I was recently sent an example xpath for Selenium automation. The xpath, for a DIV, was:

"//*[@class="val1 val2 val3 val4"

My experience has been, especially with Internet Explorer, that xpath is very slow compared to say CSS. However, I find xpath easier to read (thus easier to maintain, especially in a team enviroinment) and certain things are just not possible in CSS.

So there is always a balance of maintenance versus performance. The golden rule for optimization is to never optimize right away. Right the code for maintainability and if you need to improve performance, then and only then optimize it.

The first thing I notice about the xpath above is the = operator. If the developer adds another value to the class attribute or the order of the values change, this will cause the automation to require maintenance. My experience has been that the values of multiple value attributes do change over time. So from a maintenance perspective I would write this as:

"//*[contains(@class,'val1') and contains(@class,'val2') and contains(@class,'val3') and contains(@class,'val4')]"

This way, if the order of the attributes change or the developer adds another value the xpath will still find the element.

The other things I'd change about the xpath is the use of //*. This will search every element for a match. Rather inefficient. It does have the nice feature that if a developer changes the element from a DIV to something else, the xpath will require no maintenance. However, and this is just from years of experience, I find it rare that a developer changes a DIV to something else. If they do, there is a huge amount of refactoring and using //* will not save you from any maintenance.

Since the likelihood of maintenance is low but it is such an obvious performance hit, I would actually use //div for the xpath.

Thursday, September 1, 2011

How to do focused testing

After years of software testing I have found one constant... there is never enough time to test everything.

So how do I pick what I'm going to test? Here are a few tricks I use to focus what I'm going to test.

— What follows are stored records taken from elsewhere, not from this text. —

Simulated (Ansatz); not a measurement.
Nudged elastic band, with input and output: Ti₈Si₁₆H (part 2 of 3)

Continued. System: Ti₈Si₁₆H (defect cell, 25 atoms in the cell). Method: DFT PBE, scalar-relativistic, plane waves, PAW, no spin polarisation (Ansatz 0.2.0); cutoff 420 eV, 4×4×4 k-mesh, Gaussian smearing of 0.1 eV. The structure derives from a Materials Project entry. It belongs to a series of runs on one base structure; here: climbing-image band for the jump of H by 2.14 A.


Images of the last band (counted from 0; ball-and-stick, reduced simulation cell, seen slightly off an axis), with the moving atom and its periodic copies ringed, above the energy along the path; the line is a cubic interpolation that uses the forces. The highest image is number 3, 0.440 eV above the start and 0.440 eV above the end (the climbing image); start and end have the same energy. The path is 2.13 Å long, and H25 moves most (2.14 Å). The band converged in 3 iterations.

First, test what changed. I like to get a snapshot of the last release (source code) and a snapshot of the current release candidate then compare them. Often the source code is readable enough for any tester to understand what has changed. If you are not a programmer, not familiar with the particular language or the code requires a little indepth knowledge only the programmers have then you might want to talk with some of the developers about what you are looking at.

For example, if I am testing a shopping cart for an online web store and I see changes to a class called TaxRules then I'm going to look at the requirements for tax rules and see if there is anything new. Even if there aren't requirements for tax rules, I can talk to the person who wanted this feature (or improvement) and I can look at the code. Comments will be for humans and I'm human (no really, I am). Good code should also be self documenting. In other words, the variables and method names should almost read like English.

The next trick is to get someone to add a code coverage tool to the web site (or whatever it is you are testing). As you test the application (automated or manually) the coverage tool will record which parts of the code you executed. Look to see of the code which has changed was executed. Set the coverage tool so it records actions within the methods and not just method level data. This way you can see which branch conditions were called. If there is a loop which never gets entered or a portion of an if/elsif/else which does not executed, you know you need another test case. You could even ask the developer to relate the statements missed to user actions. Essentially, get them to tell you what test case you missed. :)

Finally, look at the inputs to the methods. Can you see a way to affect the inputs? Does the method handle situations where the data is bad? Developers think in terms of "make the program do what it is supposed to do." They always make it do the right thing when given the right data. As a tester you need to think in terms of "make sure the program doesn't do what it is not supposed to do." In other words, if you input bad data, it should report a nice, helpful message to the user or just restrict the user's ability to input the bad data.

As you do code coverage, you can keep notes with your test cases. Just a comment about how test case XXX should be run with class YYY is altered.